About me

  • Psychology –> Statistics –> ADS
  • Associate prof
  • Developer / Teacher
  • Missing Data / Programming
  • Bayesian by default
  • Frequentist through convenience
  • Father / Married / 2 kids
  • LCE afficionado

About the course

Format

  • Some Wednesdays till the end of the year:

    • 9 am - noon
    • Ruppert 011
    • The first part of every meeting will be a lecture.
    • Every second part will be hands-on / Q&A

If you cannot make a meeting; I’d like to know beforehand.

I’d strongly suggest to participate in every meeting

Schedule

When? Where? What?
14-Sep 9 am Ruppert 011 Monte Carlo simulation and Git
28-Sep 9 am Ruppert 011 Reproducible workflows and replication
26-Oct 9 am Ruppert 011 Typesetting equations with LaTeX
02-Nov 9 am Ruppert 011 Version control and Github in depth
23-Nov 9 am Ruppert 011 Presentations with rMarkdown
07-Dec 9 am Ruppert 011 Github pages and Shiny

Exercises

To develop the necessary skills for completing this course, 6 exercises must be made and submitted:

  • These exercises are not graded, but students must fulfill them to pass the course.
  • Exercises have to be handed in before the next meeting.
  • Answers will be posted after the next meeting.

Grading

The final grade is computed as follows:

Graded part Weight
Markup manuscript 50 %
Research repository 40 %
Personal repository 10 %

Good to know

Grading considers concepts like visual appearance, readability, usefulness, efficiency of the code. Grading does not consider the theoretical or quantitative properties or scientific quality of the content!

Contact

If you need any help during this course, do one of the following

  1. Google seems to have a lot of answers if you present it with the right question
  2. Open a Github Issue in the course GitHub page. The holy grail in discussion about collaborative development. I’d prefer plenary discussions for problems, because your unique problem usually is less unique than you might think.
  3. If you really have to: send an e-mail at G.Vink@uu.nl containing your question or issue.

Questions that are beyond the scope of the course are also welcome!

  • Always post your coding/development issue with a MWE or reprex.

Goal of this course

Learn the skills and tools to present yourself and your work.

Useful for: a phd, career in data science, being at the state-of-the-art in markup programming.

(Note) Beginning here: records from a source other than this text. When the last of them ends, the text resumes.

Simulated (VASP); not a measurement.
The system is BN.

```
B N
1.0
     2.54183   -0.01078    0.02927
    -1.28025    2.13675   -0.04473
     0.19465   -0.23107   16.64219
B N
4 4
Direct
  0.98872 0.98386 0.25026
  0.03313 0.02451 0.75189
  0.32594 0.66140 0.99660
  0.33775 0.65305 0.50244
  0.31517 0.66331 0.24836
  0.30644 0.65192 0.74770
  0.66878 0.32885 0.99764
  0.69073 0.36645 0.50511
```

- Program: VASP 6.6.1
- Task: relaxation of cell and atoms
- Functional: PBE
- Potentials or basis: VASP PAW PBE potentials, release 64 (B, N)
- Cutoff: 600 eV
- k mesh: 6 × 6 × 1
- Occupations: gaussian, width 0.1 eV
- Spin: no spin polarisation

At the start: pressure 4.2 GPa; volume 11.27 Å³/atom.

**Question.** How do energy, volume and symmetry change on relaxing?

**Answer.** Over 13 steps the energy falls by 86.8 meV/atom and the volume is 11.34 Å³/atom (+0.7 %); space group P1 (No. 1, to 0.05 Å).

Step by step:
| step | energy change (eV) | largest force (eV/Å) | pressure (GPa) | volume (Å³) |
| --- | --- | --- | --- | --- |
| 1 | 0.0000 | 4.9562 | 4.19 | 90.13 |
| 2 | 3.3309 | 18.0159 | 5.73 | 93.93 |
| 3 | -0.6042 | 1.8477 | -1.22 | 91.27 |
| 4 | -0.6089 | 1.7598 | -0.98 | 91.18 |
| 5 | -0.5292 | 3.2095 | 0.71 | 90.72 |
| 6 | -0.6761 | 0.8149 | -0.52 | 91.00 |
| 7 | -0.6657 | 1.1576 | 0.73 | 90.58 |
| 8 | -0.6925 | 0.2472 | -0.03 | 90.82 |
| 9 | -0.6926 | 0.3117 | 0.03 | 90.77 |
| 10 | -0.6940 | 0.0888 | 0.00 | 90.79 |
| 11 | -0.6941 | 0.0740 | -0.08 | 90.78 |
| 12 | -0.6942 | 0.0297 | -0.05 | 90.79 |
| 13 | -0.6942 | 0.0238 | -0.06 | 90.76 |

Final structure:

What to do (not in any definitive order)

  1. Perform a (monte carlo) simulation study
  2. Create a scientific manuscript
  3. Program your simulation such that it creates a data archive
  4. Publish this archive to GitHub
  5. Tell people about yourself on GitHub
  6. Showcase your findings through a shiny web-app
  7. Make absolutely sure that others can retrace your steps
  8. Be able to replicate it all

Some useful info

GitHub offers a GitHub Student Developer Pack, including a free Github PRO account for as long as you are a student

Get your pack here

Git

Why Git

At this point in the lecture I will ramble on about how awesome Git and GitHub is.

Monte Carlo methods

Monte Carlo simulation

  • repeated sampling
  • use randomness
  • solve problems

Throwing a fair die

set.seed(123)
1/6
## [1] 0.1666667
sample(1:6, 1000000, replace = TRUE) %>% 
  table %>% prop.table
## .
##        1        2        3        4        5        6 
## 0.166897 0.166489 0.166511 0.167181 0.166725 0.166197
replicate(1000, 
          sample(1:6, 1000, replace = TRUE)) %>% 
  table %>% prop.table
## .
##        1        2        3        4        5        6 
## 0.166418 0.166835 0.166688 0.166097 0.167155 0.166807

Throwing an unfair die

sample(1:6, 1000000, replace = TRUE, prob = c(.1, .1, .1, .4, .2, .1)) %>% 
  table %>% 
  prop.table
## .
##        1        2        3        4        5        6 
## 0.100152 0.100189 0.099937 0.400395 0.199524 0.099803
replicate(1000, 
          sample(1:6, 1000, replace = TRUE, 
                 prob = c(.1, .1, .1, .4, .2, .1))) %>% 
  table %>% 
  prop.table
## .
##        1        2        3        4        5        6 
## 0.100173 0.099818 0.100338 0.400375 0.199319 0.099977

Sampling distribution

replicate(1000, rnorm(10), simplify = FALSE) %>%
  lapply(var) %>% unlist %>%
  density %>% plot